"An Education You Can Build On" Meant What?
Back in the day when I did more boosting than bitching, I've sat and stood before the wall pictured behind Roy Johnson at Southern Union in Wadley. I'm almost certain it reads "Southern Union" at the top with "An Education You Can Build On" appearing below. Facilities were provided for regular banquets with the Chamber, Partners in Education, .... where the local powers that be, such as they are in my locale, could network and pat each other on the back.
Brett Blackledge of the B'ham News is back with a report in today's paper entitled "Johnson's $1 million home tied to colleges" that actually hasn't much which surprises me. Given the massive amounts of money flowing through contruction projects at the various JuCos, especially my local Southern Union, it would be easy for plenty of give and take to occur. I'm somewhat troubled by the building at SUSCC, even though I think we ought to have wonderful facilities, when I know some K-12 schools in Alabama are in dreadful shape. I've long wondered about the money flowing in and out of various pockets.

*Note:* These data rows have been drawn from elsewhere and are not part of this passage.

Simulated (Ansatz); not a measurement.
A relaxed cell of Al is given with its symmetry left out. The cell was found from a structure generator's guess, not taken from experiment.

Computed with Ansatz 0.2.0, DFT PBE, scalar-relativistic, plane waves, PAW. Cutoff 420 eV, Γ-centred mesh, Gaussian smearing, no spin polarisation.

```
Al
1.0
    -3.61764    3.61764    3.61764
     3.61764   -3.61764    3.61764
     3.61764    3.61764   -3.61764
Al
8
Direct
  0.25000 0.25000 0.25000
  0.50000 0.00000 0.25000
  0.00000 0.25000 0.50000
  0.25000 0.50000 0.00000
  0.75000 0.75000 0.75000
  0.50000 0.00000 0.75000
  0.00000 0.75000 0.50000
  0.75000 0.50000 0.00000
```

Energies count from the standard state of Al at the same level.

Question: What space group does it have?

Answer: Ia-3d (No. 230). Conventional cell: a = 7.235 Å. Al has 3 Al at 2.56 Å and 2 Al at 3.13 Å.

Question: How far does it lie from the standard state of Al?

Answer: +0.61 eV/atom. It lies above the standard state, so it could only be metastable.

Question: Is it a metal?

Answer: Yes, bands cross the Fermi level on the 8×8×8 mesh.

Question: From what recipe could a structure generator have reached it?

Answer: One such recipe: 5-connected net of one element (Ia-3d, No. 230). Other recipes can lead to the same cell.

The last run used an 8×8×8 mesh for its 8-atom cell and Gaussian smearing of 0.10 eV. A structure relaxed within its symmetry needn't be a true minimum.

As for the reporting, the explanations given by various contractors and workers make some sense and perhaps there's not that much to complain over. Some of this at least seems questionable but not outrageous. I figure there is more and I hope the Board of Education will conduct further inquiries. I found it ironic that the private people were willing to talk to the media but "efforts to reach" various public employees "failed". I trust the BOE will not fail to reach these educators.
Dr. Joanne Jordan, long associated with, and former interim President of, Southern Union, appears in the coverage referencing her home over on Lake Martin. A contractor reviewing her building plans with no charges resulting troubles me little yet I did note her son Ben Jordan serves as Business Manager at Southern Union and her son Andy Jordan holds the same position at Central Alabama.
Yet more intrigue is revealed here. The Alabama State Board of Education must create some clear standards and methods by which the public can be aware of how our entry level higher education efforts are serving the state's citizenry. "An Education You Can Build On" is likely a good marketing tool but "Education" goes well beyond the "You" as "We" benefit as well. Creating a system where top drawer education can and will occur, perhaps especially so for the population generally served by these schools, is the foundation upon which our state's progress depends. If "sweetheart deals" and "taking care of your own" detracts even marginally from the true mission of our schools then we've got a problem beyond simple waste and even graft. Taxpayer accountability is a given I hope. Peace ... or War!